Whatever their souls are made from, Emma and Emily are the same here.
Emily Brontë died too young at the age of 30, but was best known for her only novel “Wuthering Lights.” I’ve never heard of this young writer, but seeing Emma Mackay (“Death on the Nile,” “Eiffel”) portray her really shows us her youthful and poignant nature. We see her in this role as a poet, an actress who can pose as her deceased mother in a mask game, and a lover, who falls for her French teacher and local curate William Weightman (Oliver Jackson-Cohen). The performances are real, but their romance was not. In real life, she was never a romantic, and they never fell in love. But this film likes to think they did.
It’s part-fictional and part-truthful in its story, written and directed by actress Frances O’Connor in her directorial debut. It’s refreshing that when an actor takes on this new position, he/she would usually know what they’re doing. O’Connor is no different, because she paints this drama with as much humanity as she can provide. Parts regarding certain punishment can be a little overwhelming for me, but not as much as what was presented in James Gray’s “Armageddon Time.” At least, these characters in “Emily” don’t say: “Stop crying.” I hate that.
Not only does Weightman become a key to the film’s story (remember: this is part fiction), but some of her family members try to bring out her best and worst qualities. At least one of them thinks they’re her best qualities, and the other thinks the opposite.
Her older sister Charlotte (Alexandra Dowling) calls her an embarrassment. That everyone in the village refers to her as “The Strange One.” She doesn’t have as much screen time as Emily does, but she does ask her what inspired her novel and her acting is very good. That’s what the movie opens and closes with.
Her brother (Fionn Whitehead) has a tattoo that says “Freedom in Thought,” which you can only shout, not say. Colossal difference. He actually inspires her to get it written on her arm. While he’s given the opportunity at the Royal Academy of Arts, there are times when people think he’s a bad influence on Emily. In fact, there’s a scene when his father Patrick (Adrian Dunbar) has to punish him for some foolish acts. And I’m glad he doesn’t do it violently.

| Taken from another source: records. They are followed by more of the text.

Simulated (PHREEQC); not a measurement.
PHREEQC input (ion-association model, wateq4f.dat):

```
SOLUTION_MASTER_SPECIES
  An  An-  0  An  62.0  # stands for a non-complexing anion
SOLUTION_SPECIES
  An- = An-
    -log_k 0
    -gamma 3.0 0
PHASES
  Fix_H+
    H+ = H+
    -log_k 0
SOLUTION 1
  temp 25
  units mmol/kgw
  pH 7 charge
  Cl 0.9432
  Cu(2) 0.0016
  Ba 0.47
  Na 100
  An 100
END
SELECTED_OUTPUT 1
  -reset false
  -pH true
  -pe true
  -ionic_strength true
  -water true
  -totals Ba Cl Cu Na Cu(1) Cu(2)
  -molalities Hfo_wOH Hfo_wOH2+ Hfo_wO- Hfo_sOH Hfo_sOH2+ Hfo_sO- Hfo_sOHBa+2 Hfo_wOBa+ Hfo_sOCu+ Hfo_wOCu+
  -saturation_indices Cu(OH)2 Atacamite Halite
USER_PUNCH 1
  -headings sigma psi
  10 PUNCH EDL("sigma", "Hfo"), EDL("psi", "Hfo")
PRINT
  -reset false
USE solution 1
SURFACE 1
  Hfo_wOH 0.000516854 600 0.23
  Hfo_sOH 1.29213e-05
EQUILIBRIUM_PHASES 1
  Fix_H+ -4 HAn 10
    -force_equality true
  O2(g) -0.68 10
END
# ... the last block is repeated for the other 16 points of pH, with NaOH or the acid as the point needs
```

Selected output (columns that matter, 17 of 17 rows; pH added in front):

Her relationship with Weightman starts off with arguments, middles with passion and sex, and ends with sadness and tragedy. Jackson-Cohen delivers in the role with how he looks and how he uses his words, and how he works well with Mackay.
I apologize for never knowing about Emily Brontë, but I still appreciate this movie for introducing me to her. I know it sounds wrong that I’ve learned about an author and poet through movie, but maybe it doesn’t have to sound wrong. And now that I look at it, it’s a shame she died so young without experiencing the concept of true love. But at least, she didn’t die as a nobody. She died as a writer.
You’ve seen her act in “Mansfield Park,” “Bedazzled,” “A.I. Artificial Intelligence,” and “The Conjuring 2,” among others.” And now, you get to acknowledge that O’Connor is also entertaining behind the camera. And also guides Mckay in the ways that maybe she and Bronte share the same souls. As stated in “Wuthering Lights,” “Time brought resignation, and a melancholy sweeter than common joy.” That pretty much sums up the film.